• U.S.

Art: Ambassadors of Good Will

4 minute read
TIME

Not so long ago, Japan dreamed of sending war lords to govern the U.S. from Washington. This year, with old enmities fading fast, Japan’s postwar rulers dispatched a different set of emissaries across the Pacific: 91 examples of her finest painting and sculpture, carefully packaged for a nationwide good-will tour of the U.S. In the past five months the show has drawn fascinated crowds in Washington and Manhattan; last fortnight, before doubling back to Chicago and Boston, the exhibition arrived aboard a specially refrigerated freight car for a four-week stay at the Seattle Art Museum.

Seattle had been well primed for this week’s opening, with 22 billboards, 500 posters in store windows, and 6,000 letters for schoolchildren to take home to their parents. Ten galleries of the museum’s 13 were emptied and redecorated to contain the exhibition. Staff members erected a facsimile of a Japanese shrine on the lawn out front, found a Japanese orchestra to play on the night of the opening. Expecting the biggest crowds since the museum’s opening 20 years ago, Director Richard Fuller explained: “We have had to go whole hog, but having the show is a great privilege.”

Priests & Guardian Gods. Scholars recognize seven major periods in Japanese art, dating back to the 6th century. Occidental showgoers could hardly be expected to keep them all straight, settled for two main impressions: 1) on the whole, Japanese art inclines toward the decorative, though Japan’s artists have turned their hands to many things besides kimonos, curved swords and block prints of Fujiyama; 2) Japanese art derives very largely from the Chinese (which had a 2,500-year head start), and in Japanese adaptations, the fire and depth of the greatest Chinese art often becomes mere chic.

But the show includes some masterpieces which outsoar all such generalizations. Many of the best are religious in feeling and intention. Like the Christian monks of medieval Europe, Japan’s Buddhist monks were often skilled artists. They kept the nation’s art alive and growing in its early stages, with work that was devotional rather than self-expressive. Ascetic in the extreme, it set a tradition of simplicity which was to shape Japanese art right along. With increasing prosperity, the priests got professional artists to fill their temples with images of Buddha, his attendant deities and fierce guardian gods. Such masterpieces of sacred sculpture as the Kannon (opposite) translated the liquid flow of brush-drawing into bronze.

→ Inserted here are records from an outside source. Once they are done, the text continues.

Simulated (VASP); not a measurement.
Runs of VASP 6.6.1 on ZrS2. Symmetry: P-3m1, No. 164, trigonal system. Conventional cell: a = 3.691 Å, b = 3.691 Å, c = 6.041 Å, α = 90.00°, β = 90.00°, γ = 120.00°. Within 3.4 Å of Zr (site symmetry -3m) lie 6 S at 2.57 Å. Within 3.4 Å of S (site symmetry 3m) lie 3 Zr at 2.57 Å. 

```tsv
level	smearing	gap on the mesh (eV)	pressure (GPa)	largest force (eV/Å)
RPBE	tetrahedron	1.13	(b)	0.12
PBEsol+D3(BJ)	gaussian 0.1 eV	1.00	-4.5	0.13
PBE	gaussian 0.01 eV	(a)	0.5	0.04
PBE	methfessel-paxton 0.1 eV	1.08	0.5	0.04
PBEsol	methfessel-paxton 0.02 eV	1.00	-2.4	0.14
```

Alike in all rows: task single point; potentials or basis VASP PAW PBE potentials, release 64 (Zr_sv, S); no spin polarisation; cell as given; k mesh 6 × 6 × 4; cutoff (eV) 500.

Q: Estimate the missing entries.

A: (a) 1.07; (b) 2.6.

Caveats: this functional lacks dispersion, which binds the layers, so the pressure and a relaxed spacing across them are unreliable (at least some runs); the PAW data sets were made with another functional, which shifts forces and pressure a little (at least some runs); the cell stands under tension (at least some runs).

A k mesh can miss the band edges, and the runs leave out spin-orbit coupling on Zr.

Mystics & Samurais. By the end of the 14th century Japanese sculpture had declined, while drawing rose to new heights under the inspiration of the Zen Buddhist sect. Zen Buddhists stressed solitary contemplation as the loftiest activity, and Zen artists tried to put the fruit of such contemplation—the feeling that God exists, veiled, throughout nature—on to paper. Confining themselves chiefly to ink and water, they drew flowers, priests, birds, and deep, misty landscapes, with only a few strokes of the brush.

The 17th century Shrike (left) is a much later, secular offshoot of Zen drawing. With the swift and eager precision of a swordsman, the artist evoked all autumn in a fierce little bird perched atop a dead branch. Looking into their catalogues, gallerygoers noted without great surprise that Miyamoto Niten was in fact a samurai as famed for his swordsmanship as for his brushwork.

As it grew away from religion, Japan’s art increasingly celebrated everyday, human doings. The men who painted the actors, musicians, girls and horses on the following pages were down-to-earth and delicate at the same time. Their lighthearted pictures may rest below the loftiest peaks of Japanese art, but they have a delightful freshness and vigor all their own.